11/30/2008 05:12 am ET Updated May 25, 2011

Open Trade Within Closed Civil Society?

Recently India and Pakistan formally reopened a trade route previously closed for over 60 years in the disputed territory of Kashmir. The media has been awash with public statements by officials in the region rightly noting the potential benefits of reopening the trade route now linking the two rival nuclear powers. But the hyped significance of this trade route in Kashmir has marginalized the unresolved issue of recent crackdowns on civil society by the Indian military in which over 35 unarmed protesters were murdered by state security forces and over 600 protesters were injured by gunfire and beatings by Indian state security forces in August this year. This is in addition to over a 1,000 mass graves discovered in just one district in the Kashmir valley in April this year. Meanwhile, on the other side of the border, Pakistan continually fails to cease training militants that sneak into the Kashmir valley, thus, stifling civil society's efforts for developing justice and accountability.

As I witness the violence gripping Kashmir today I am reminded of August 2007 when Burmese monks and civil society faced a brutal crackdown by the military Junta in which several civilians were killed and beaten and arrested. There was instant media outcry as well as condemnation by the international community, and rightly so. Had the Burmese Junta and Thailand reopened a trade route similar to India and Pakistan, the media and international community would not applaud trade while remaining silent to the atrocities ongoing there. Yet, in the case of Kashmir, where rights groups estimate over 60,000 people have died and over 8,000 people have disappeared since 1989, there remains indifference by the media and international community to the plight of Kashmiris. The United States has yet to realize the significance of the 'Kashmir piece' to the puzzle of regional peace and security in South East Asia and the global war on terror.

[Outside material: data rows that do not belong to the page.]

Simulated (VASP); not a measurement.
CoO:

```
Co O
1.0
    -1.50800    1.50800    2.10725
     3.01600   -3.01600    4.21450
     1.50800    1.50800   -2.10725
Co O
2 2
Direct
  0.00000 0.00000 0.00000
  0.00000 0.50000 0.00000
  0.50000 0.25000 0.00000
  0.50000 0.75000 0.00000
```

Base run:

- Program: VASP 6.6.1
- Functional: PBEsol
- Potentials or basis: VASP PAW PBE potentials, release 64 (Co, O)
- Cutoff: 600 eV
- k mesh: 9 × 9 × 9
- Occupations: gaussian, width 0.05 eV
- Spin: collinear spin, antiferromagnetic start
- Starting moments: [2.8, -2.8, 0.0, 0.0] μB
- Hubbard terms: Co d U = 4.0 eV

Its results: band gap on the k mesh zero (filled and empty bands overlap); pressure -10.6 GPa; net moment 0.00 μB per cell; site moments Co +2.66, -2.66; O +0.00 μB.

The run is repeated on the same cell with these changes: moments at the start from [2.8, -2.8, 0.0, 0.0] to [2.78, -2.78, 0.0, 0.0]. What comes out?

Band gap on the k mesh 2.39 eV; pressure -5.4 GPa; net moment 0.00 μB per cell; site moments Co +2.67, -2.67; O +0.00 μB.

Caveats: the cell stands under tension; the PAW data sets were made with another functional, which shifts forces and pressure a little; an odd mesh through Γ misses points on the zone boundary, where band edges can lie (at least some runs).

The Kashmiri children born during the violent insurgency from 1989, children who have seen nothing but war and failed political and judicial processes, and a weakened civil society -- today are now children no more and are ever vulnerable to extremist ideologies as the only means to achieve some kind of action. Consequently, we may witness a resurgence of violence that had claimed thousands of lives in late 1980s and early 1990s. Further complicating the Kashmir issue is the conflict's increasing transformation from its political roots to more communal tensions between Hindus and Muslims. The communal fissure in Kashmir will polarize India's Muslims against non-Muslim communities in South-East Asia and will only complicate the global war on terror being waged in Pakistan and Afghanistan.

Further destabilization of the region will affect the global war on terror and the process of developing lasting peace in South-East Asia. This development will manifest itself over the next few years unless India ceases its violent crackdown on civil society and reevaluates its counter-insurgency tactics involving enforced disappearances and extrajudicial killings. Parallel to India, America's ties to both India and Pakistan threaten U.S. endeavors in the region. On the one hand, systematic abuses in Kashmir are continually perpetrated by India, which receives praise by the U.S. for being the world's largest democracy. Making matters worse, America's ally in the war terror, Pakistan, remains a provider of weapons and money to militants operating in Kashmir. All the while the situation on the ground deteriorates and extremists win ground against confused U.S sympathizers in the region.

The void created by India and Pakistan's failed judicial processes and their complicity in the ongoing rights abuses in Kashmir risks being capitalized by extremists from Afghanistan and Pakistan who may intensify their recruiting of Kashmiri youth to take up arms. The international community, and America in particular, must reevaluate their relationship with India and Pakistan and create avenues of communication with the region's civil society. Now is not the time to pat India and Pakistan on the back for opening a trade route previously closed for 60 years. In fact, as we look ahead to planned state elections in Indian Occupied Kashmir this November, reports from sources on the ground reveal that state security forces have already begun to round up Kashmiri political leaders calling for a boycott of the elections. Kashmiri political leaders such as Yasin Malik, president of the Jammu Kashmir Liberation Front and Nayeem Ahmad Khan, the provincial president of Hurriyat Conference, have been taken into custody in undisclosed locations.

As of Monday, October 27th, a 24-year-old unarmed youth, Irfan Amin Akhoon, was shot and killed by state security forces amidst civil protests. The shootings of unarmed protesters and mass arrests of activists are flaring up again ahead of elections in November. How will the international community respond to the current crackdowns and state sponsored abuses endured by Kashmiri civil society? To date there remain no independent monitoring services for the planned elections in Kashmir, which will take place under the guns of over 500,000 military and paramilitary forces in the region. It is time to address the atrocities and subsequent lack of justice and accountability that currently leaves Kashmiri civil society alienated and helpless.

A trade route may alleviate concerns of the international community for now; however, it will take more than a reopened trade route to erase decades of continued manipulation by India and Pakistan over Kashmiri civil society. The bruises still remain.